Loads the Dewey Decimal System **codes** and **categories** to a dictionary using a [reference from the University of Illinois Library](https://www.library.illinois.edu/infosci/research/guides/dewey/).   

Makes the Dewey `code:category` dictionary available as a `pandas` DataFrame or as a Python Dictionary.     
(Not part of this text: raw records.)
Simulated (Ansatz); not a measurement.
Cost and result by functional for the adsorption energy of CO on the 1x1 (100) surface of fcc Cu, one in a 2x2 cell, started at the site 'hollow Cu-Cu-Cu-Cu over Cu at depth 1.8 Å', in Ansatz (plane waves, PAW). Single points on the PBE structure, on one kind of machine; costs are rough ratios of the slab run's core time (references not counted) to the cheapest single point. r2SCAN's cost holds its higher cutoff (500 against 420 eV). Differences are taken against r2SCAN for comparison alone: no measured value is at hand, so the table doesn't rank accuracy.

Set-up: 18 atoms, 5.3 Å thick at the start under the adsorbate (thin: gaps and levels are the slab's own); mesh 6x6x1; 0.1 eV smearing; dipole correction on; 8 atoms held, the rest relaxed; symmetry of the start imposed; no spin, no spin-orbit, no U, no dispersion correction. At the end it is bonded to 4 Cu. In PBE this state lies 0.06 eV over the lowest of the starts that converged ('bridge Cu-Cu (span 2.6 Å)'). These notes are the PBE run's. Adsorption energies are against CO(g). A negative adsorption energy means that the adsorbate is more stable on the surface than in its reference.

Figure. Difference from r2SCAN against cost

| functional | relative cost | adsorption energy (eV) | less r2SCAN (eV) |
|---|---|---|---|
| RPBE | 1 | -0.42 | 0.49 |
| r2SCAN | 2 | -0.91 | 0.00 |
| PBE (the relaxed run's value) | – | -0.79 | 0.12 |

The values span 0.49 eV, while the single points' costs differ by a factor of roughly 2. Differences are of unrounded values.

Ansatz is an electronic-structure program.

First, copy the file to the current working directory using a `.csv` file from ProfessorPatrickSlatraigh Github at:     
* https://raw.githubusercontent.com/ProfessorPatrickSlatraigh/data/main/dewey_codes_categories.csv

In [None]:
!curl 'https://raw.githubusercontent.com/ProfessorPatrickSlatraigh/data/main/dewey_codes_categories.csv' -o dewey_dictionary.csv

##Housekeeping    

Import modules required:    
* **csv** - to read a csv file into a variable    
* **pandas** - for dataframes, etc.
* **numpy** - for arrays   


In [30]:
import csv    

import pandas as pd    

import numpy as np    


##Read the CSV into a Dictionary    

Create an empty `dewey_dict` dictionary and populate it with `key:value` pairs read from the two columns in the `.csv` file, excluding the header row.    


In [None]:
# Create an empty dictionary for Dewey code:category pairs   
dewey_dict = {}

try: 
    with open('dewey_dictionary.csv', mode='r') as source:
        csv_read = csv.reader(source)
        next(csv_read)              # to skip the header row in the csv_read file
        for line in csv_read: 
            # print(line)           # scaffolding to peek at lines in csv_read
            # print(line[0])        # scaffolding to peek at col 0 in csv_read
            # print(type(line[0]))  # scaffolding to peek at col 0 type in csv_read
            # wait = input('Hit Enter to continue.') # wait for scaffolding output
            dewey_dict[line[0]] = line[1] # dict entry (key=1st col, value=2nd col)
 
    print('Created the `dewey_dict` Dictionary.')
except:
    print('Error encountered attempting to create `dewey_dict`.')

Descriptive information on the `dewey_dict` Dictionary. 

In [None]:
# print the length of the dictionary (# of key:value pairs)
print(len(dewey_dict))

In [None]:
# print the populated dictionary   
print(dewey_dict)



---



##Read the .CSV into a Dataframe then Create a Dictionary    

Use of pandas' built-in function `read_csv()` with a few parameters to specify the `.csv` file format. After calling pandas `read_csv()`, convert the result to a dictionary using the built-in pandas function `to_dict()`.


* `header` parameter specifies that the headers are explicitly passed or declared by another parameter.    
* `index_col` specifies which column is used as the labels for the DataFrame object that the `read_csv()` function returns. In this case, the first column of index 0 is the key.    
* `squeeze` parameter defines if the data contains only one column for values. In this case, there is only one column since the first column is used as the index column or the labels.    


In [None]:
try: 
    # Use pandas `read_csv` to read the file
    df_dewey = pd.read_csv('dewey_dictionary.csv', header=0, index_col=0, squeeze=True)
    
    # Use pandas `to_dict()` to assign dataframe index:value to dictionary
    dict_dewey = df_dewey.to_dict()
    
    print('Created `df_dewey` DataFrame and `dict_dewey` Dictionary.')
except:
    print('Error attempting to create `df_dewey` and/or `dict_dewey.')

Descriptive information on the `df_dewey` DataFrame (a series, with `dewey_code` as the index.)

In [None]:
df_dewey.describe

In [None]:
df_dewey.head()

Descriptive information on the `dict_dewey` Dictionary.

In [None]:
print(len(dict_dewey))

In [None]:
print(dict_dewey)



---



#**Exercise**    

Add your code below to take a DataFrame with Dewey Decimal System `dewey_code` and `dewey_category` columns and transform the DataFrame to include a hierarchical structure of the following columns, derived from the `dewey_code` column:    
* **dewey_level1** - based on the **first** character in `dewey_code`    
* **dewey_level2** - based on the **second** character in `dewey_code`    
* **dewey_level3** - based on the **third** character in `dewey_code`    



In [None]:
### YOUR CODE HERE ###
### add snippets below, if you like ###